Consequently when I got out of bed Sunday morning, I knew more about Snoop Dogg than any other person on the face of the earth with the possible exceptions of Suge Knight and Mrs. Broadus, Snoop's own mother.

Sunday, on the other hand, was much, much busier than normal although, little dance hall hostess that I am, I had to work hard for that money – reciting practically the complete bibliographic oeuvre of Harry Turtledove to force that fat guy to buy a bottle of coffee barbecue sauce; having to listen to the insurance guy rant and rave about the supervisor who was 20 years younger than he was and had an MBA from Harvard and knew nothing about selling insurance before he'd spring for that bottle of Ass In the Tub.

Right after dark, though, the Perfect Customer came into the store – this tall, unbelievably handsome guy who looked like Kyle Chandler and who loved chile. And who kept saying, "This is the most amazing place in the world; I love it, I love it." And who let me feed him an assortment of my own favorite flavors. And who bought stuff! Lots of stuff.
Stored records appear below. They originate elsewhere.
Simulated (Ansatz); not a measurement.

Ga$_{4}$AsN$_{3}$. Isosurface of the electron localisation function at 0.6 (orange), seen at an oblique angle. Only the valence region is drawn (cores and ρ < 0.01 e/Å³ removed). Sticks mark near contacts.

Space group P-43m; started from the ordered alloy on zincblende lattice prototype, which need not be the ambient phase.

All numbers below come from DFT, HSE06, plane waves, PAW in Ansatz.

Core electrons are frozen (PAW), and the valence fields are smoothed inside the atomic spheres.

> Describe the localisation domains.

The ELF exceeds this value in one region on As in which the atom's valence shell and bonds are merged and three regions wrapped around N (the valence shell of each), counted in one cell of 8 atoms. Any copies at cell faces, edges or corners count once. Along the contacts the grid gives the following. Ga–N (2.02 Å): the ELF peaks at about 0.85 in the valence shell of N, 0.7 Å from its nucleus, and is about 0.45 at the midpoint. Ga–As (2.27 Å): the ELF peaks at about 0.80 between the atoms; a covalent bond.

Still. Because last week was so far below my projections I find myself in the cash crunch that usually doesn't come till January. And I'm not really sure what to do about it. I feel paralyzed, kind of as if I'm sitting in a crawl space watching it fill up with water. At some point, the water is going to go up over my head and I'll drown. I should be looking around for ways to bail the water out. But I'm tired. Very, very tired.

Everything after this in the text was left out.